Denizens and authorities have been working hard to rehabilitate this
special part of Brussels, crossing it south to north. More and more,
this area is being seen in a more positive light, illustrating the
diversity, history, and range of atmospheres that make up Brussels. And
it’s also become a major environmental asset, as biodiversity has been
making a comeback thanks to its waters the last few years…

A link between the past and the future...

Like most major cities, Brussels sprouted from the banks of a river, the Senne. In the 16th century, the need for a stable and navigable waterway translated into the digging of a canal linking Brussels to the Escaut river, and thus the North Sea. In the 19th century, the canal was prolonged southward towards Charleroi and its coal mines. Both eras correspond to periods that saw Brussels flourish and prosper, thanks to the development of commerce and industry that the canal contributed to boost.

…and between the centre and neighbouring municipalities

Long considered as a barrier, the Canal, as locals call it, is now turning into the bridge that reconciles the city centre with the rest of the Region. Since the industrial era, residents have always kept its neighbourhoods and businesses alive. However, this space has struggled to recover from its deindustrialisation phase. But it has been recovering thanks to the valorisation of its industrial heritage, which has been converted into museums, festival sites and other commercial and residential spaces.

A creative hotspot that makes the most of the city's diversity

In recent years, creators, artists and other entrepreneurs have contributed to the revitalisation of the central part of the Canal, located between the city centre and the municipalities of Molenbeek and Anderlecht, from Tours & Taxis, which houses many shops as well as restaurants and a host of events throughout the year, to the abattoirs in Anderlecht where papilla celebrations are held, and to MIMA, the museum of modern art located at the former Belle-Vue brewery, rich in industrial and brewing history.
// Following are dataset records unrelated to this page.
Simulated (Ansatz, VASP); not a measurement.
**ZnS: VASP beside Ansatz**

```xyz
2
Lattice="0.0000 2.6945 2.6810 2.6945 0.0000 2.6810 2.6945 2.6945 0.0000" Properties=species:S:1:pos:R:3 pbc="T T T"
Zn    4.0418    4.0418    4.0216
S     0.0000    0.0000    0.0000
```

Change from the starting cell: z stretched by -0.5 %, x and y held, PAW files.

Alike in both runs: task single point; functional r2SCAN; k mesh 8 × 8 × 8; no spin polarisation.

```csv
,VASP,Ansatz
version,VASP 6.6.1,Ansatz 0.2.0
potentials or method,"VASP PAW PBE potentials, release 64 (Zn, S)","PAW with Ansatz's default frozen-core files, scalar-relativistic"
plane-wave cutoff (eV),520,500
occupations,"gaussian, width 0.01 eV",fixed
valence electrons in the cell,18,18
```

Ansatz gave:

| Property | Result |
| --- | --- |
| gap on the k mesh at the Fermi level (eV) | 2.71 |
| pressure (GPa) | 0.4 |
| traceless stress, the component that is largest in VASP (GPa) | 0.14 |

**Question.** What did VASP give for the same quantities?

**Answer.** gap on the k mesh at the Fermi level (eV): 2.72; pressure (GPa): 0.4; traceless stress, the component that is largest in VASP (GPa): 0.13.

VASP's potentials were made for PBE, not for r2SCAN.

The Port of Brussels, a haven for businesses

With the obvious advantage of direct waterway access, the vast available space managed by the Port of Brussels authorities offer logistic, productive and industrial businesses very interesting opportunities to settle in the Canal area. The central position of this long, city-traversing district make its banks easily accessible to many residential and commercial neighbourhoods, while goods being produced on site are offered easy access to Belgium’s network of canals and ports. No other district in Brussels connects so rapidly to so many other areas inside as well as outside the city.

A promising future

From the residential districts in the south to the haven in the north of the city, this waterway is also the ideal axis for developing public transport and soft mobility: crossing the city via the Canal represents an effective solution to traffic issues, whether by boat or bicycle on the quays. And ongoing efforts to ensure cleaner water have already led to an encouraging renaissance of biodiversity. All these sustainable development opportunities offer the entire Canal area a dynamic potential that both public authorities and the private sector have already begun exploiting.